8. You buy T-shirts without anything written on them.

9. Instead of laughing at the innovations catalogue that falls out of the newspaper,you suddenly see both the benefit and money saving properties of most of the things that are in it.

10. You start to worry about your parents' health.

11. You have more disposable income, but everything you want or need to buy costs between 200 and 500 quid.

12. You don't get funny looks when you buy a Disneyvideo or a Wallace And Gromit bubble bath, as the sales assistant assumes they are for your children.

13. Pop music all starts to sound the same.

14. You opt for Pizza Express over Pizza Hut because they do a really nice half-bottle of house red.

15. You always have enough milk in the fridge.

16. To compensate for the fact that you have little desire to go clubbing, you instead frequent trendy bars and restaurants in the mistaken belief that you have not turned into your parents.

17. While flicking through the TV channels, you happen upon C4's TimeTeam with Tony Robinson. You get drawn in. Grand Designs also appeals. Not to mention Antiques Roadshow!!

18. The benefits of a pension scheme become clear.

19. You go out of your way to pick up a colour chart from B&Q.

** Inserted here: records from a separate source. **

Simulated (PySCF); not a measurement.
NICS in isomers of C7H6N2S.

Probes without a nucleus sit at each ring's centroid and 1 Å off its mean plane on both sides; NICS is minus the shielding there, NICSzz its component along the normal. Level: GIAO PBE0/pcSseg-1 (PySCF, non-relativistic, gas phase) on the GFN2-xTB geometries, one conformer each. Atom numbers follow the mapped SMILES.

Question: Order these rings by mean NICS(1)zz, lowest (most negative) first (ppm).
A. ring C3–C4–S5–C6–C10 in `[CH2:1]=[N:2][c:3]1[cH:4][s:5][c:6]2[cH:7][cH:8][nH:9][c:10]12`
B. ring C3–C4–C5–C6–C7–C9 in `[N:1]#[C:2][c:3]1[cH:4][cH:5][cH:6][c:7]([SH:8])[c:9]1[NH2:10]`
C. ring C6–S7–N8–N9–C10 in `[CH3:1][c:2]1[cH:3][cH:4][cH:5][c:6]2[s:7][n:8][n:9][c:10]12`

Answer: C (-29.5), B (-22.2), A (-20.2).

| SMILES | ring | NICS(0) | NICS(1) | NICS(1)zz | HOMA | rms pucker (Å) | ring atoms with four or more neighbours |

20. You wish you had a shed.

21. You have a shed.

22. You actually find yourself saying 'They don't make 'em like that anymore' and 'I remember when there were only 4 TV channels' and 'Not in my day....'

23. Radio 2 play more songs you know than Radio 1 - and Jeremy Vine has some really interesting guests on.

24. Instead of tutting at old people who take ages to get off the bus, You tut at rowdy school children.

25. When sitting outside a pub you admire their hanging baskets.

26. You find yourself saying 'is it cold in here or is it just me'.




Oh Dear - It would seem that I have been over 25 for the last 10 years even though I'm only 26!!!

Sunday, May 13, 2007

Alternate Universe?

Have you ever wondered what your life would be like had you chosen a different path?

Would I still be in the army? I could have gone to fight in Iraq, I could have designed a brand new type of tank or helicopter which the Yanks couldn't blow up quite so easily.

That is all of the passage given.